Perhaps there is a bit of nostalgia. I am clearly taken by two of the buildings along this stretch. The collegiate gothic, former fraternal lodge at 115 and 121 East Ohio Street and its Chicago-style neighbor at 131 are some of the last remaining downtown Indianapolis buildings from a late 19th century whose scale and density were more intimate.

But it isn’t just mere nostalgia that explains the appeal of this place, with its fine-grained urban fabric. This place has a human scale best experienced at a walking pace. At only three stories, the buildings are no less urban than—nor are they eclipsed by—their more modern counterparts. The commercial level contributes directly to the character and bustle of the sidewalk, facilitated by the transparency of the tall glass façades, and the variety provided by the narrow width of each building. The residential floors above, while more private, never lose contact with the street.

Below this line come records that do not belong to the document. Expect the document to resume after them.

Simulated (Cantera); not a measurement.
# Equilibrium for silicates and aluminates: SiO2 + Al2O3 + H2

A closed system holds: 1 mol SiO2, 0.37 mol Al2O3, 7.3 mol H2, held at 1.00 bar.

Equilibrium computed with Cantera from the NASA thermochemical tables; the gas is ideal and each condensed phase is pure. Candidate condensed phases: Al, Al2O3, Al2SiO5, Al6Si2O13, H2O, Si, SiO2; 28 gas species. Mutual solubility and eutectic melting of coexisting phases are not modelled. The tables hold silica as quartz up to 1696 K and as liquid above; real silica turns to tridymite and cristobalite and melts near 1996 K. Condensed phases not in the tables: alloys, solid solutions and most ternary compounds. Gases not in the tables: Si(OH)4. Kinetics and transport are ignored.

Beyond the provision of human scale is the exceptional manner in which it is provided. The divided-light commercial windows, though unusual and likely not original, add a charm to the street level no matter what is on the other side of the glass. Intricate but understated stone and brick detailing accentuated by deep sills and ledges reveal the buildings to be authentically substantial. Oversized wood doors and custom metal grillage deliver an air of sophistication. Such attention to detail is a difference-maker.

This attention extends to the streetscape as well. The buildings recognize their contribution to the sidewalk—planter boxes are built into the commercial window ledges, and flag poles integrated with the façade provide color, movement and an overhead plane. Small flower-filled planter wells surrounded by iron tree guards contribute a bit of green while displaying a sense of ownership and affection. Significantly, the rhythm of trees in the planters define an edge that completes the outdoor “room.”

In the end, more than any one thing, this place is an amalgam, a layering of many understated details that ultimately leave the impression of depth and genuineness across place, use, craft and time.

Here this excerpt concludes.